The new UN cybercrime convention left everyone unhappy. But is that necessarily the sign of a good compromise?
They say that a good compromise leaves everyone unhappy. That may very well be the case for the new UN cybercrime convention, which the General Assembly is likely to pass next month. The convention is the output of two years of rocky negotiations—a period marked by fundamental disagreements among the negotiating parties and uncertainty over whether the ad hoc committee handling the treaty would ever present a consensus draft. The purpose of the new convention is to promote and strengthen international cooperation in preventing and combating cybercrime and facilitate technical assistance and capacity building where needed. As we described earlier this year, shortly before the draft was finally adopted, some of the outstanding issues included “the convention’s scope of criminalization, obligations for international cooperation, and the types of safeguards against political abuse and human rights protections that should be included.”
Despite those core disagreements, the ad hoc committee was able to adopt a draft by consensus at the last minute—while the concluding session was held in late January of this year, the consensus draft was only adopted in early August.
The treaty’s wordy title—“United Nations Convention against Cybercrime; Strengthening International Cooperation for Combating Certain Crimes Committed by Means of Information and Communications Technology Systems and for the Sharing of Evidence in Electronic Form of Serious Crimes”—hints at diplomatic maneuvers that were required to reach the final text.
Reaching consensus on combating cybercrime is a boon to multilateralism at a time of tense geopolitics and overall growing dissatisfaction and skepticism about the role that multilateral organizations can play. One could expect that any agreement that satisfies Russia and the U.S. at the same time would be little more than symbolic. However, the cybercrime convention has raised concerns for the private sector, civil society, academia, and experts. The unlikely coalition is concerned that the treaty could be easily misused to target dissidents and security researchers, undermine fundamental freedoms, and facilitate censorship.
A lot of ink has already been spilled detailing the back and forth during the negotiations about the scope of the convention, the type of crimes included, and the human rights protections and safeguards or lack thereof. It is useful to look at this back and forth as a way of understanding what each party was willing to compromise on and what that means for the future of international cooperation against cybercrime. How much of the authoritarian playbook was effectively thwarted during the negotiations? How does the new convention build on preexisting treaties? Will capacity building be more effective now? While everyone seems somewhat unhappy with the final result, a longer-term view of what the convention will allow hints at a victory for authoritarian tendencies.

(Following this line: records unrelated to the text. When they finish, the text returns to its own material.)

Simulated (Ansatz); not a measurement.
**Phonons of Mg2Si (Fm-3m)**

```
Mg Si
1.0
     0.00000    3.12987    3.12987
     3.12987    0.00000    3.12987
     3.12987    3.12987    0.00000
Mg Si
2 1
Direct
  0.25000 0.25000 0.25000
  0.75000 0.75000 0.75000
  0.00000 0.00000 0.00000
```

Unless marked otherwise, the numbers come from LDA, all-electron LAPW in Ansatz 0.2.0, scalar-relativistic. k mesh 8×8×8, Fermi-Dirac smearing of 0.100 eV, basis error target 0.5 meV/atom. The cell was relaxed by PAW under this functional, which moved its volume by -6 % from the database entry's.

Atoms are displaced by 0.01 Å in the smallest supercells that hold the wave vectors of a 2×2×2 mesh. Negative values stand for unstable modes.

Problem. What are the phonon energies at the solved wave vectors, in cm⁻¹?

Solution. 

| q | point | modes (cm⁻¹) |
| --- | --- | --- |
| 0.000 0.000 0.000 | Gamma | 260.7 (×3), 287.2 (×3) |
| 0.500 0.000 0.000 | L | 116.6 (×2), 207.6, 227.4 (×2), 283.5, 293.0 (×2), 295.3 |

Increased Participation in the Negotiation Process
Until now, the major international instrument against cybercrime was the Budapest Convention, a mostly European effort. Russia has refused to join the Budapest Convention, alleging that the authorization of cross-border investigations could threaten its sovereignty. This is one of the reasons Russia sponsored the negotiation for a new treaty under the UN. Western countries opposed it, arguing that the Budapest Convention was sufficient to combat cybercrime. The idea of a new cybercrime convention resonated with states that did not have the opportunity to negotiate the European treaty. Even if the Budapest Convention was open for them to sign, the text did not capture the range of concerns about international cooperation against cybercrime.
In our previous article, we divided the negotiating parties into three blocs of interest: a group of states more inclined to focus on broad criminalization of cyber activity—–with China and Russia at the center of it; the “Western countries” looking to tie the convention more closely to the preexisting Budapest Convention; and the middle countries that saw the UN negotiations as a way to ensure that the convention tackled the digital divide, offering them access to cooperation, capacity building, and technical assistance.
That the negotiations included more voices and the draft is able to capture the concerns of more nations is certainly a victory for the middle countries. Russia may boast about the diplomatic win from sponsoring the convention—as Nick Ashton-Hart explained on the Lawfare Daily, “In the UN if you’re the proposer of a thing, and that thing works out whether you get a General Assembly vote for something or you launch a process like this, you get diplomatic credit for the outcome”—but it failed at achieving a squarely authoritarian convention.
But state participation is not the end of the story. It is almost cliche now to talk about cybercrime as a multi-stakeholder problem that requires a multi-stakeholder solution. While, traditionally, the UN is the realm of state actors, the role that the private sector and civil society play in stymying cybercrime meant there was significant interest in including their perspectives. Their participation has become commonplace in many of the cyber discussions that have taken place in the first committee over the past few years. While Russia opposed the participation of many groups, it was thanks to the invitation of the Western countries that a lot of the private-sector and civil-society views were able to be considered in developing the draft—even if there was some criticism of the outreach efforts, which were not perceived as sufficient.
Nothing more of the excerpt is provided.